Shoot what’s in your horn, you won’t be disappointed
 
I use 4F for just casual shooting, but use 3F when hunting due to the fact 4F is unglazed and finer and turns to soup in wet humid conditions. 3f seems to hold up better in those conditions.
 
Military procedure was to have the ball and powder in a paper tube. Tear off bottom with your teeth, prim the pan and pour cartridge down the bore and ram ball home
Seventeenth century matchlock shooters often had a priming flask, but we know of no documentation of a separate priming horn of flask used in general after the flintlock age.

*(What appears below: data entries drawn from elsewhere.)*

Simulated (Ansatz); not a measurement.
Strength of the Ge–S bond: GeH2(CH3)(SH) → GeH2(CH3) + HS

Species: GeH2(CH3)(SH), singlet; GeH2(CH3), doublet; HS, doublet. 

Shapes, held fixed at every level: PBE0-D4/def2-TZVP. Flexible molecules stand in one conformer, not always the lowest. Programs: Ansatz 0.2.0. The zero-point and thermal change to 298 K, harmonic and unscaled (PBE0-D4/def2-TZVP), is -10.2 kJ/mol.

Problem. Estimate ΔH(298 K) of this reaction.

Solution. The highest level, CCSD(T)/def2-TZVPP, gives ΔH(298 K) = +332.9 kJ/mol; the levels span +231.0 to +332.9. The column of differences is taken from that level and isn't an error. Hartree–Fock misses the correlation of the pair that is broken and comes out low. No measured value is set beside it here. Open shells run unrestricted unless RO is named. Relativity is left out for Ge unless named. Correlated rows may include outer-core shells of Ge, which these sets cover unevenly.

Shoot what’s in your horn, you won’t be disappointed
DeWitt Bailey documents some military usage of horns for priming. Mainly the more specialized troops.
 
Were those not cannon priming horns?
It seems that in at least one reference the writer, a Ranger company captain, actually calls it a priming-horn filled with pistol powder to reduce miss fires in action. Another simply states the horns held about a pound of powder. Bailey states and documents that light infantry at least some of the time used powder horns.
 
I use 3f in the pan as well as the main charge in my .32 caliber rifle.. In my large caliber guns and my smooth bore, I use 2f as the charge and 4f in the pan. In my experiences, I've not had good luck using 2fg as a priming charge. I guess I could use 3f in the pan of my larger bore guns, but I've got half a can of 4f, so I'm going to keep using until it's gone.